Advertising

How to Teach Your Kid to Read at Home

Advertising
How to Teach Your Kid to Read at Home

This year has forced you to do quite a bit at home—figuring out where your Peloton bike will go, discovering your hidden passion to make macarons (or, perhaps, eat them), among others. For parents of young children, you have a very unique challenge—to teach your kids how to read at home instead of fully at school.

In a previous article, I detailed how you may go about homeschooling your children. This post will be more succinct and highlight a particularly specific skill—the ability to read. Thankfully, the most important academic skill isn’t too scary if you know how to approach the process and what to look for as your young kiddo builds skill in this area.

Phonics, Phonemic Awareness, and Phonological Awareness

Before learning how to teach your kids to read, let me first discuss some quick terminology. Have you heard to terms phonics, phonemic awareness, and/or phonological awareness? Likely, you have not unless you’re an elementary school teacher like me. These terms are often difficult to decipher from one another yet are critical for your success at teaching reading at home.

Let’s start with tackling each of these terms individually.

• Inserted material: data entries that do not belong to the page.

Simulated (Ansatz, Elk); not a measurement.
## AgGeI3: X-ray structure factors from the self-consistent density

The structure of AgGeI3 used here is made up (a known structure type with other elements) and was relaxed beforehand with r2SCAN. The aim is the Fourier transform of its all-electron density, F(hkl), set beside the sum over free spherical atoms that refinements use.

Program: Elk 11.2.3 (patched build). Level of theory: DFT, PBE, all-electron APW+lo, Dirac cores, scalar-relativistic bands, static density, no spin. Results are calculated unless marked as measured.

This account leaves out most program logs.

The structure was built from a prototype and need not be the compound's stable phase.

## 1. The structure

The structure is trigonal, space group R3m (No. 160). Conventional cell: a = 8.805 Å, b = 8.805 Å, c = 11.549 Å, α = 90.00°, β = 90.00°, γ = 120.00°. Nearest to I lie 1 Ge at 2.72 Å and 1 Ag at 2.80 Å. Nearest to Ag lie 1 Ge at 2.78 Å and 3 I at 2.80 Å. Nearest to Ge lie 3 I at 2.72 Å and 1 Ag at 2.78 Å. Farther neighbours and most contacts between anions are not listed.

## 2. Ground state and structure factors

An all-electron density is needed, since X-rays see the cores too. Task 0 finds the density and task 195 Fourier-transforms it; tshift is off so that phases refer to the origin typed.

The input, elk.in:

  • Phonics is simply understanding that each letter has a corresponding sound. For example, you definitely know that “tee” sounds like the letter “T”, right? Yup, right. That’s phonics.
  • Phonemic awareness takes the understanding of phonics and ups the ante a bit. It explains how we can discern that the /c/ at the beginning of the word “cat” is different from the /at/ that follows that sound. (Fun fact! There are 43 individual phonemes in the English language. But fear not, you won’t be quizzing your kiddo).
  • Phonological awareness is similar to phonemic awareness but is, again, a bit loftier. In the previous example, we highlighted the understanding of /c/ in “cat” sounding like a “K”, right? Well, phonological awareness is one’s ability to manipulate the various sound units in a word. So, placing the sound /ack/ with /p/ as the beginning makes a different word sound than if you put /b/ before /ack/.

Tired yet? Fear not. Chances are, your young reader is going to need some support with one of these skills as they begin their reading journey.

So, let’s take a dive into how to know where your child is and what to do if they need phonics, phonemic, or phonological awareness support.

Advertising

Does Your Student Understand Basic Phonics?

Does your student look at a “D” and say “C” or start to pronounce the word “kart” and say “start”? If so, it’s likely they have an issue with the alphabetic principle or, simply, phonics. They may also not be able to produce the correct letter when you give them a sound or vise versa. (Say “K”, and they’ll write “F”, for example.).

What Can I Do to Help My Child Build Phonics?

I’m glad you asked! If you have a Scrabble set or a fancy tablet game with letters, get to building! Talk with your student about the sounds of letters as you construct new and exciting words. And don’t be afraid to create words, too!

Nonsense words are often used to help students understand the basic rules of phonics. For example, “frub” is not a word, but if a student can 1) say it and 2) clap the syllables, they are getting the hang of phonics!

The Nuance of Phonemic vs Phonological Awareness

There’s a lot of grace here, and unless you are both a parent and elementary school teacher, your student won’t be upset if you constantly confuse these two. I’ll actually offer support for both of them at once because the difference really doesn’t matter in the living room.

You may remember, as a student, (depending on how old you are or how good your memory is) clapping words aloud in class. This is called syllabication, and each clap occurs on a different syllable in a word, right? Well, get to clapping!

One of the earliest indicators that students need support with early literacy is their inability to decipher between syllables. So, if your child has a difficult time clapping out “potatoes,” they don’t really understand the sounds within the word. Those sounds, called phonemes, are what build up the English language.

Advertising

You might be thinking, “Well, okay, awesome—how the heck do I help my child with that, though?”

Great question! I’ll brief you on a couple of strategies below for when you are strictly teaching your kids to read or intervening (not during actual reading). But for now, let’s discuss a quick and helpful way to support a reader when they are actually attempting the skill of reading and get to a word they cannot sound out.

First, you’ll want to let them struggle. Don’t be too mean here. We aren’t talking 3 minutes of cliffhanging—more like 10 seconds. Encourage them, pause for them, and whatever you do, do not help them during this time. Why? If they aren’t with you and encounter a large or scary word they’ve never seen, they’ll simply look at the word, give up, look at the larger person (i.e., adult) in the room and wait for the life jacket. Nope, don’t do that!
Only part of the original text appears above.